Monolith to Microservices: A Docker + K8s Migration Story

Migrating from a monolithic application to a microservices architecture is a transformational step for any organization. For teams looking to scale, improve agility, or resolve operational bottlenecks, this guide shares insights on refactoring a monolithic system into containers, leveraging Docker and Kubernetes (K8s) for service deployment, and implementing service discovery and communication. Learn from lessons gained during this transition to ensure a smoother migration in your own context.

Table of Contents

1. The Original Monolithic Architecture
2. Refactoring the Application into Containers
3. Service Discovery and Communication in Kubernetes
4. Lessons Learned During the Migration
5. Final Thoughts

The Original Monolithic Architecture

Monolithic architectures are characterized by tightly coupled components running as a single application. This design works well for small teams or early-stage products but often struggles to scale or adapt to feature velocity as the codebase grows.

Architecture Overview

The original architecture had the following characteristics:

• Single Codebase: All logic (frontend, backend, and database) resided in one repository.
• Technology Stack: A Spring Boot backend with embedded services for authentication, payment processing, and data aggregation.
• Deployment: The entire application was deployed as a single .war file on a virtual machine or single cloud instance.
• Challenges:
  • Scalability limitations: Scaling required creating multiple copies of the entire application.
  • Release dependencies: A bug in one module required rebuilding and redeploying the entire application.
  • Team bottleneck: Developers working on different features frequently caused integration conflicts.

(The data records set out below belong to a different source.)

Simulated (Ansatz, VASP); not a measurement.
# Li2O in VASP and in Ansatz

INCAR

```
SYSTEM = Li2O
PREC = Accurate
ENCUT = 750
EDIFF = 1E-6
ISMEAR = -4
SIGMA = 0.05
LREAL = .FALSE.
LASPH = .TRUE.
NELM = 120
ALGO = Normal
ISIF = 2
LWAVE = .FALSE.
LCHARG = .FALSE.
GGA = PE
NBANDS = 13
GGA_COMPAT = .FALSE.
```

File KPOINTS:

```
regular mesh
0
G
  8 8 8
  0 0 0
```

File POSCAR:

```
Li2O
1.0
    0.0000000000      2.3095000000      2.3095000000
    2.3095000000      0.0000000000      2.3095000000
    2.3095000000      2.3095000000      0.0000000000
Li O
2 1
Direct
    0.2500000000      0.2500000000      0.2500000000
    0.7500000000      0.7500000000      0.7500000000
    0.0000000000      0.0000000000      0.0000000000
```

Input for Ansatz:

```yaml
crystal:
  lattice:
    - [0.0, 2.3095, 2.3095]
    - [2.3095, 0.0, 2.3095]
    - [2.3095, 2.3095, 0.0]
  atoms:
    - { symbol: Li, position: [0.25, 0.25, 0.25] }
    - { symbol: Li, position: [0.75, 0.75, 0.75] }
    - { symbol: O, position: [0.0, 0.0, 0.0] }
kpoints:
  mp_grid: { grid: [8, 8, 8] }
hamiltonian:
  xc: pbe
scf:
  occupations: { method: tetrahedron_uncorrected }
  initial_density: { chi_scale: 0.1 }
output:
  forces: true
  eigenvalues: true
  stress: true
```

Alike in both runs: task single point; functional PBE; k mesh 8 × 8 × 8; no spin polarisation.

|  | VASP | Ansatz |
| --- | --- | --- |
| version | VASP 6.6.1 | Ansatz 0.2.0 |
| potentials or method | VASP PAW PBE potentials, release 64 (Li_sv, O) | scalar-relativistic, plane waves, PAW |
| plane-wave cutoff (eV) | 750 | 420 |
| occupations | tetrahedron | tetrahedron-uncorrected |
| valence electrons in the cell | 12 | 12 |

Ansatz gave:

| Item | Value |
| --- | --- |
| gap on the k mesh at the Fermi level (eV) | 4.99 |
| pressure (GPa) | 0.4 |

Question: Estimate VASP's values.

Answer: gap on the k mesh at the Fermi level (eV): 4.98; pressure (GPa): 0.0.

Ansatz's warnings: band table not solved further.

Illustration of Monolithic Architecture:

+--------------------------------------------------+
|                  Monolith Application            |
|  +--------+   +---------+   +-----------------+  |
|  | User   |   | Payment |   | Data Aggregator |  |
|  | Auth   |   | Service |   | Service         |  |
|  +--------+   +---------+   +-----------------+  |
|                Single Build & Deployment         |
+--------------------------------------------------+

Why Migrate to Microservices?

1. Independent Scaling: Services like “payment” or “authentication” can scale independently based on load.
2. Faster Deployments: Teams deploy specific components without tying up the entire application.
3. Fault Isolation: A single service failure doesn’t bring down the entire app.

Refactoring the Application into Containers

The first step toward microservices was containerization.

Key Steps to Break Down the Monolith

1. Identify Service Boundaries:
   Decouple the monolith by identifying modules that can function as standalone services. For instance, PaymentService was separated from the main app and converted into its own service.
   • Example breakdown for services:
     • User Authentication Service
     • Payment Service
     • Data Aggregator Service
2. Create Independent Codebases:
   Split each service into a separate repository, enabling independent development and testing.
3. Define APIs for Communication:
   Use RESTful endpoints for inter-service communication. For example: POST /payment/process GET /auth/validate Spring Boot Example: @RestController public class PaymentController { @PostMapping("/process") public ResponseEntity<String> processPayment(@RequestBody Payment payment) { return ResponseEntity.ok("Payment processed."); } }
4. Create Dockerized Services:
   Containerize each service using Docker. Each service gets its Dockerfile. Example Dockerfile: FROM openjdk:17-jdk-slim WORKDIR /app COPY target/payment-service.jar /app/payment-service.jar ENTRYPOINT ["java", "-jar", "payment-service.jar"] Build and tag the Docker image: docker build -t payment-service .
5. Store Images in a Container Registry:
   Push the built images to Docker Hub or an internal container registry: docker tag payment-service myregistry/payment-service:v1 docker push myregistry/payment-service:v1

Microservices Architecture (Containerized):

+-------------------------+   +-------------------------+
| User Auth Service       |   | Payment Service         |
| Containerized via Docker|   | Containerized via Docker|
+-------------------------+   +-------------------------+
          \                          /  
           +------------------------+  
           |     Data Aggregator     |
           +------------------------+

Service Discovery and Communication in Kubernetes

Once the services were containerized, they were deployed in Kubernetes for scalability, service discovery, and management.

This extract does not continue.